Each board of shittim wood, overlaid with gold, seems to pourtray the Lord Jesus Himself, the Son of God, the Son of Man. The shittim wood, incorruptible wood, being a shadow of that great truth, that He “partook of flesh and blood”; “the seed of the woman”; “the Second Man”; “from heaven”; yet “the Son of David”; “of the fruit of His loins”; and at the same time “the Son of the Highest”; born of the Virgin, “the Man Christ Jesus”; made “in the likeness of sinful flesh”; though, unlike any other man that ever lived on earth, incorrupt and incorruptible; having a body prepared for Him by God, in order that He might die; but without taint of mortality or death in Him. The gold also presents the other great truth, that He is “the mighty God”; “the brightness of God’s glory”; “the only begotten of the Father”; “the Son” from everlasting, and to everlasting. The boards are like the ribs of truth, the massive framework, without which no dwelling-place of God could be created; no meeting-place between God and man provided. If the wood could corrupt, or if the fine gold could become dim, if the taint of mortality, or mouldering flesh, be connected, by human theory or speculation, with the glorious Emmanuel, the Tabernacle of God must tremble and totter; the great truths of salvation are shaken, and a mis-shapen mass of ruin takes the place of the divinely ordered palace of the Most High. The massive framework of the golden boards and bars formed a compact structure, over which the curtains and coverings were suspended. They were to the curtains what the poles are to a tent. They upheld and sustained the glorious display of the blue, purple, scarlet, and fine linen cherubim, as also the goats’-hair curtains. Thus what the Lord Jesus Himself was and is, viz., Son of God, Son of Man--that He has made manifest in His life, and above all, in His death; and His blessed work there derives all its unspeakable value and eternal efficacy from Himself. It is faith in Him that is salvation. (H. W. Soltau.)

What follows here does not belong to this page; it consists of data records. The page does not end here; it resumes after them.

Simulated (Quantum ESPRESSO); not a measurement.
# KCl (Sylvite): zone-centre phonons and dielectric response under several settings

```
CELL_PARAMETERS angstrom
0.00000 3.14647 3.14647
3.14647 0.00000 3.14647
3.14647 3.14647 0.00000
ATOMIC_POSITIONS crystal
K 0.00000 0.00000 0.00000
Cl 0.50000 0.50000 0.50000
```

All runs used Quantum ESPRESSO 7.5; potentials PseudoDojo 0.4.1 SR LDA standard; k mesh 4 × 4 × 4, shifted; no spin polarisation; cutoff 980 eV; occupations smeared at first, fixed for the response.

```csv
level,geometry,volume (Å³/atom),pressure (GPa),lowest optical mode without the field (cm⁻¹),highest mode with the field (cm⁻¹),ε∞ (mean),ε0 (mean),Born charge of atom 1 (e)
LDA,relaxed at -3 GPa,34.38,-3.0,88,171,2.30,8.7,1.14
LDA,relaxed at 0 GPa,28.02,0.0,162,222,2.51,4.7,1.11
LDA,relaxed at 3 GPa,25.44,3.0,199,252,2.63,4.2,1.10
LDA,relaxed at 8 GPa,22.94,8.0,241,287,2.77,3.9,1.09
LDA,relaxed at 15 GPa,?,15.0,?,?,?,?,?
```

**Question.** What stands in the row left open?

The boards of the Tabernacle

The Church of Christ is here seen in type as the dwelling-place of God. It was set upon the earth and God dwelt in it. The Church of Christ is composed of many persons separated from the world, and built upon the sure foundation, which is Christ. And as those boards were covered with gold, so the people of God are made partakers of the Divine nature (2 Peter 1:4); as they had been separated, cut off from the place in which nature had placed them, so the members of the true Church of Christ have been cut off from the place in which they stood by nature, which was one of guilt and condemnation, and they have been joined by living faith to the living Jesus. Nature provided no foundation on which to build the Tabernacle, and nature has provided no foundation on which the sinner can build his hope; but as God provided a foundation for the Tabernacle in the redemption-money of the people, so now He has provided a foundation for His people in the redemption which is in Christ Jesus. And as no board could be a part of the Tabernacle without being built upon the silver foundation, so no person can be any part of the true Church of God if he be not built by faith upon Christ. (G. Rodgers.)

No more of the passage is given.